Strong business credit scores tend to indicate a history of reliable business borrowing and responsible financial management. Generally speaking, the better your business credit score, the easier it will be to access finance with lower interest rates, lower APR, higher credit limits and the best offers, rewards and deals, since lenders will see less risk in dealing with your company. 

What does my business credit score mean?

Credit agencies like Experian, Credit Passport, Creditsafe, and Dun & Bradstreet keep tabs on your business borrowing and payment performance and will each calculate their own credit score for your company. Although they’re all measuring roughly the same things, you may find that your business credit score varies slightly from one agency to the next. 

With most credit agencies, your business credit score will be a number between 0 and 100. The lower the number, the greater the risk associated with lending to your business. Higher numbers indicate the business is a safer bet for lenders. 

If your business has a poor credit score, lenders may ask for extra information or a personal guarantee before lending to your business. Some lenders may be put off from financing your business altogether. 
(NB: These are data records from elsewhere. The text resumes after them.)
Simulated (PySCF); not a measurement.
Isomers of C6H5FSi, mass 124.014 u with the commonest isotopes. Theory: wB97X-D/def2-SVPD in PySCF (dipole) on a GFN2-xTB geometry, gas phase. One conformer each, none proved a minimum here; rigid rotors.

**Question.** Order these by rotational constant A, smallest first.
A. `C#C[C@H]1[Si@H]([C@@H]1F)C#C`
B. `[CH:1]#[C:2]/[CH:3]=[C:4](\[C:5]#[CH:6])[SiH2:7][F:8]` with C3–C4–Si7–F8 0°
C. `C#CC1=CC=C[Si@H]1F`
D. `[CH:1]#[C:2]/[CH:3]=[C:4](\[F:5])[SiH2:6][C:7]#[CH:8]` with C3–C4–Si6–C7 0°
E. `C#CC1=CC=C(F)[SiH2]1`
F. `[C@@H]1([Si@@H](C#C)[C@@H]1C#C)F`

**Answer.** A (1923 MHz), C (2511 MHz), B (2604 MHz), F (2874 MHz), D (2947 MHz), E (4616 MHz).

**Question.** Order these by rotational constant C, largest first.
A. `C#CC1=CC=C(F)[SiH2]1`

Generally speaking, lenders will want to see a business credit score of at least 40. Even so, if your business is barely over this threshold, you could be asked to provide additional information or jump through extra hoops before you can access business finance. You may also find you’re not eligible for the best deals. 

What’s a good business credit score?

A business credit score of 80 or more is generally considered excellent. This shows lenders that your business is a low-risk borrower, which will make it easier for your business to borrow money. 

Certain financial products, like business charge cards, may only be available to businesses with a strong credit score. If your business credit score is at 80 or higher, you could also be eligible for business loans and business credit cards with lower interest rates.

How to check your business credit score

Each of the main credit rating agencies has its own way of calculating and displaying business credit scores. Since different lenders could run checks with different credit agencies, it’s good to get an idea of your business credit score across several agencies if you can. 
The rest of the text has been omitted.